Pastoral Perspectives

When The Rubber Meets The Road

  The above is an idiom that refers to the moment of truth – how we will measure up when we are being put to the test. An athlete can train all day, but the race is where the rubber meets the road when they’ll know how good they really are. As followers of Jesus, we are commanded to love one another, even our enemies. We hear it in sermons; we discuss about it in our Bible studies; we are motivated to do so when we hear testimonies of how people have been touched by simple gestures of kindness. That is not enough; we need to live it out and a good test for our obedience to this command, the moment of truth whether we take God’s flawless Word seriously, is literally when the rubber of our tires hit the road, i.e. when we are driving.

      I find that not only do I have to exercise a lot of patience towards my fellow drivers I am also no saint when it comes to road etiquette. Let’s consider my fellow drivers first. I get really annoyed when I signal to indicate my intention to filter to another lane only to find that the oncoming car speeds up instead of slows down for me to change lane safely. In the States, drivers are more courteous, at least where I lived for a year. They would deliberately slow down to give way to a car who wants to filter into their lane, not so in Singapore. I am also perturbed when my car has to queue up in order to exit a certain road only to find drivers speeding all the way to the exit and then cutting into the queue. No wonder the queue sometimes doesn’t move. Why can’t people just systematically get into line and wait for their turn to exit. I am also very agitated when a car tailgates me and pressurises me to change lane just to make way for him. If I am road hogging, I can understand, but if I am trying not to exceed the speed limit, why am I made to feel that I am driving too slowly just because other drivers are impatient?

      Often, there is nothing I can do except that sometimes, I am tempted to step on my accelerator so as to pull up alongside the one who has prematurely passed me by and take a good look at him. Other times, I would imagine how nice if my car has a display panel where I can type out a message to give these drivers a piece of my mind. I even entertain the bizarre thought of laying hold of something which I can use to shoot at the tires so as to puncture them, teaching these impatient drivers a lesson – the faster you try the slower you will drive! No, thank God these thoughts remain as fantasies but the question remains, “How can the love of Christ be shown when I continue to entertain these fantasies?”

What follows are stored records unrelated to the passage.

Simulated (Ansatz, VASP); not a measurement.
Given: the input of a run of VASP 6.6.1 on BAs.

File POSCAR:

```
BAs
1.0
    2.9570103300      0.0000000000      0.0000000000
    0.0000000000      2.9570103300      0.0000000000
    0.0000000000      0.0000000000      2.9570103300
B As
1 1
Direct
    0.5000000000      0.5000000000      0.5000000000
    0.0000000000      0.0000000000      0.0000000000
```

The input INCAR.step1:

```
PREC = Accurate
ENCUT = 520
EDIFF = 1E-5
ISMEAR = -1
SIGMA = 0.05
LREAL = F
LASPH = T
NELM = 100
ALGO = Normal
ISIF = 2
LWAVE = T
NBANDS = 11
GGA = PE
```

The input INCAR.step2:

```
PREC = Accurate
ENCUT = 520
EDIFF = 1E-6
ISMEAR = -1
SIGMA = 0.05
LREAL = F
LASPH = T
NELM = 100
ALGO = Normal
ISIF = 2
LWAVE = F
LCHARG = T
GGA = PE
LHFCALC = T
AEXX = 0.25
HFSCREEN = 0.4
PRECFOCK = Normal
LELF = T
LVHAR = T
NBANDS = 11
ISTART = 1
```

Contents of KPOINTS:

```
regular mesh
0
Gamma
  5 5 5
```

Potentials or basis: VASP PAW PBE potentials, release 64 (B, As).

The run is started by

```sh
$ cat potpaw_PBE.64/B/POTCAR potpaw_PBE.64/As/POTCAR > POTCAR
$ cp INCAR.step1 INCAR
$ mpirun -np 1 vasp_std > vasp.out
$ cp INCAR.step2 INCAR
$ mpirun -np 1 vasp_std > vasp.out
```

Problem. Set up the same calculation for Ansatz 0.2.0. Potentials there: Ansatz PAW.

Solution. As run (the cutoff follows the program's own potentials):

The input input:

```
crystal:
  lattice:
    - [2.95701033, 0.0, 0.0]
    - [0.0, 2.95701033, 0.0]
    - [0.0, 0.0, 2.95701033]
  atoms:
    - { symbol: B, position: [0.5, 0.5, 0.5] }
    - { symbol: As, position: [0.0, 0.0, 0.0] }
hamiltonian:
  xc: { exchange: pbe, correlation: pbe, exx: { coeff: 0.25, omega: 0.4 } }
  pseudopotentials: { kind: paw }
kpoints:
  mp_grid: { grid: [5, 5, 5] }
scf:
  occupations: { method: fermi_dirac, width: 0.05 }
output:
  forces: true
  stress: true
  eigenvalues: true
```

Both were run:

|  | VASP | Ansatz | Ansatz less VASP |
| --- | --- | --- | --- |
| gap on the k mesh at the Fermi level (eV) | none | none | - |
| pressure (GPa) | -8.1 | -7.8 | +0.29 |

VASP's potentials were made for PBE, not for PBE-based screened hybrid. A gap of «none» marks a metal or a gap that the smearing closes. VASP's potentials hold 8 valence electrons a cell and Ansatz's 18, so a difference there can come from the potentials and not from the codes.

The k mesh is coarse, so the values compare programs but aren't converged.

       I have come to acknowledge that these are circumstances where I can obey the ‘one another’ commands – ‘bear with one another’ (Eph 4.12), ‘forgive one another’ (Col 3.13, especially when what happens is really a case of road bullying), ‘be kind to one another’ (Eph 4.32), and ‘love one another’ (Jn 13.34). I also realise that often I am angry because my pride has been violated. When drivers flash their headlights at me to pressurise me to make way for them or when they speed up to prevent me from changing lanes, my ego is dented and therefore I react. Humility and self-control are two virtues which I really need to work on and being a driver gives me many opportunities to do that.

       Of course I am no angel on the road. Just as other peoples’ self-centeredness has caused me pain and hurt, I have also caused others no less amount of pain and hurt due to my own selfishness! We tend to play up the former while ignoring the latter. Didn’t Jesus say, “How can you say to your brother, ‘Brother, let me take the speckout of your eye,’ when you yourself fail to see the plank in your own eye? You hypocrite, first take the plank out of your eye, and then you will see clearly to remove the speck from your brother’s eye.” (Lk 6.42)

       I must learn to first remove the plank out of my own eye! I must confess that I have committed my fair share of road transgressions. I beat traffic lights when I am in a hurry. Sometimes, I will even rationalise to myself that it is acceptable since I have already passed the line before the red light comes on. I am also not very kind to those who want to change lanes. I don’t speed up but I don’t slow down either. There are times I should have given way to pedestrians instead adopting the ‘I first’ mentality. I notice that I am more vulnerable in falling into sin whenever I am rushing for time, running late in reaching my destination. Don’t pack too many things into my schedule helps. Start my journey early also helps. I find that if I stay alert and tell myself beating a traffic light won’t make much difference to how late I will be for my appointment I am more prepared to slow down instead of speed up when I see yellow. It is a journey for me and I am still learning to be more Christ-like every time I embark on a journey.

       For those who do not drive, I don’t know how much you can identify with what I have shared. If you have taken the effort to read up to this point, you would have gotten a glimpse of the temptations that a driver faces. Do remember to say a prayer for the driver whose car you are in. I would envisage that his challenges will not be any different from mine since “no temptation has overtaken us except what is common to mankind” (1 Cor 10.13). Pray that Christian drivers will rise to the call to exhibit the love of Christ when the rubber meets the road!